Pre-fireworks planning called for

Fire and Emergency New Zealand community risk manager James Knapp holds a fire extinguisher, one...
Fire and Emergency New Zealand community risk manager James Knapp holds a fire extinguisher, one of the many things people could have nearby before using fireworks this Guy Fawkes Day tomorrow. PHOTO: JESSICA WILSON
People are encouraged to plan ahead before lighting fireworks tomorrow, Guy Fawkes Day.

Fire and Emergency New Zealand Otago district community risk manager James Knapp said there was always a spike in fireworks-related calls at this time of year.

Many were related to burns and vegetation and structure fires, Mr Knapp said.

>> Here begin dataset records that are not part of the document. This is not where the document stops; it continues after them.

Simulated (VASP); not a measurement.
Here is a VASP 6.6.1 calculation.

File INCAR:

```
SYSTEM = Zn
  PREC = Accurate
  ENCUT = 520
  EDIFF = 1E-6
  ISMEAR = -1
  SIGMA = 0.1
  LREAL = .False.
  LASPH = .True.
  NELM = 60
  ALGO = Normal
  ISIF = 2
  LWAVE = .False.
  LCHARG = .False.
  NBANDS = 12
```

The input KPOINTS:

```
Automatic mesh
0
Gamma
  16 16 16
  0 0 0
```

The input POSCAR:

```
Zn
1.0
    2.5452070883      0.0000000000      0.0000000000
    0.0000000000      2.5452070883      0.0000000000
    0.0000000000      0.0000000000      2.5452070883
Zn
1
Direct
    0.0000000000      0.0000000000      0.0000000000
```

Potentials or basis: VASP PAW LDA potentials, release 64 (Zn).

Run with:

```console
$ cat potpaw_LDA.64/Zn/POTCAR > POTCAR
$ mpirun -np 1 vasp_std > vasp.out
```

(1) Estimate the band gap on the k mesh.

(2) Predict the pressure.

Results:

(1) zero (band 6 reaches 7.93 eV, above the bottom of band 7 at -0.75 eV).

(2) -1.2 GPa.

This year, each call would be logged and up-to-date data would be available to view online to show people the impact of fireworks.

Fenz encouraged attendance of professional fireworks displays.

‘‘They are going to be way cooler than anything you can buy [at] a retailer,’’ Mr Knapp said.

Organisers would have also been through the necessary compliance process and secured the required licences.

Mr Knapp urged people planning to let off their own fireworks to take precautions.

That involved checking the weather forecast and having a way to extinguish a potential fire.

‘‘If they want to use fireworks at home, spend a little time thinking about how they can do so safely.’’

Fireworks can only be bought and displayed for four days prior to and including Guy Fawkes Day.

That period started on Tuesday and ends tomorrow.

Only people 18 years and over can buy fireworks.

The SPCA advocates for the private sale and use of fireworks to be banned in New Zealand due to the harm and distress they cause animals.

The society’s scientific officer Dr Alison Vaughan said each year it received fireworks-related calls about injured, distressed or missing animals.

Occasionally, some animals were deliberately harmed by fireworks, Dr Vaughan said.

‘‘We encourage people not to purchase or use fireworks, but to instead attend public displays where possible.’’

Fireworks could be frightening for animals so the best way to keep them safe was to plan ahead.

‘‘Whether you have a dog, cat, guinea pig or rabbits, keep your pets inside with doors and window shut and the curtains drawn — this will help to muffle any loud bangs and bright flashes.

‘‘You can also turn on your TV or radio to help drown out the noise.’’

Dr Vaughan encouraged people to ensure they had a safe, comfortable place for their pet to hide.

Dogs should be exercised earlier in the day to avoid being out when fireworks could be set off, and cats should be inside before dark.

‘‘It’s also a really good time to make sure your pet’s microchip details are up to date with your contact details in case they do panic and run away, as this could help them to be reunited with you.’’

Dr Vaughan urged people not to let fireworks off near large animals, such as horses.

They should be kept in their usual paddocks unless there is a fireworks display nearby.